NEW YORK, NY.-
The 500 Years: Decorative Arts Europe including carpets from the Corcoran Gallery of Art sale realized $7,328,713/£4,441,644/ 4,918,599 and was sold 75% by lot and 82% by value.
Stefan Kist, Christie's
New York, Director of European Decorative Arts said: Todays inaugural sale of 500 Years: Decorative Arts Europe, which combined European and English furniture, ceramics, works of art, tapestries and sculptures including Oriental carpets from the 15th to the 19th centuries, achieved outstanding results in every category. Our clients responded enthusiastically to this new sale format, and both the view and saleroom showed a markedly increased interest in this field. The most sought after examples of superb quality and excellent provenance generated competitive bidding with many lots realizing prices in excess of their estimates. The extreme rarity of the carpets from the Corcoran Gallery of Art ensured that there was international interest from dealers and private buyers achieving results beyond expectations. Encouraging estimates brought new and established buyers into the saleroom and delivered great results, such as the Chinese export lacquer bureau cabinet and the pair of Italian gilt and patinated bronze and verde antico marble jardinières, as well as the Meissen porcelain mating doves, which sold for $60,000. We are looking forward to the next sales in London and Paris in December as well as our next sale in New York in April 2010, which will follow the same format.
Jan David Winitz, founder/president of Claremont Rug Company
said, "As we saw last month at the Sotheby's sale, art-level Oriental rugs are realizing significant prices, with pieces in the Christie's sale consistently selling above their estimates, often 2-3 times over the high range prediction.
"I also noted that while many were historical rugs from the 17th century that collectible 19th century carpets also confirmed recent trends, selling at more than twice the high estimates.

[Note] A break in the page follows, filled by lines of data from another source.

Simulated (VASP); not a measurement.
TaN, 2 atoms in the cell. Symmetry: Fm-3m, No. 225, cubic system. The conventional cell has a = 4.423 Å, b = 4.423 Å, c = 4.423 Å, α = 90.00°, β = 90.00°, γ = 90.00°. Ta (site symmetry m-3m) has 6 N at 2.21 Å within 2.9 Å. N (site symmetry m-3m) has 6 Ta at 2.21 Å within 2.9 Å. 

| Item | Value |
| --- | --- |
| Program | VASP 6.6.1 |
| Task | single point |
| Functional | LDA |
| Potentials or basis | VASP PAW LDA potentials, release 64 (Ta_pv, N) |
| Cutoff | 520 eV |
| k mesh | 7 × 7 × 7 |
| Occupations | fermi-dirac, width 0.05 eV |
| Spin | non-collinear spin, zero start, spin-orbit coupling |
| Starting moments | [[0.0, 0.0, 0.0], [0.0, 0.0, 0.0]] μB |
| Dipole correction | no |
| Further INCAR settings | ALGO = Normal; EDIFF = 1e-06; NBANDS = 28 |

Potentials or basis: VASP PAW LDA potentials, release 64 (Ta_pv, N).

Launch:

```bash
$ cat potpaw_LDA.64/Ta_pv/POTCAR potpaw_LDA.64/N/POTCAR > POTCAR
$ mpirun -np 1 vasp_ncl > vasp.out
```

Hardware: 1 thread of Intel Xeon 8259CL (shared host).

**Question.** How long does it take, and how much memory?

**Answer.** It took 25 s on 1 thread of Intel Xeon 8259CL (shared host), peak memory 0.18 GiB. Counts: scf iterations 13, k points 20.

"At the Gallery we are seeing an enormous interest in the best 19th century rugs from our connoisseur-level clients who are increasingly purchasing pieces to hang as 'wall art.' At the same time, we have been receiving inquiries from around the world from collectors of other traditional art (paintings, sculpture and furniture) who are enthusiastic to enter the rug mileu.
"These two auctions substantiate what we have been telling our clients for the past decade. My conversations with collectors increasingly involve discussions of creating rug cellars and building of private inventories."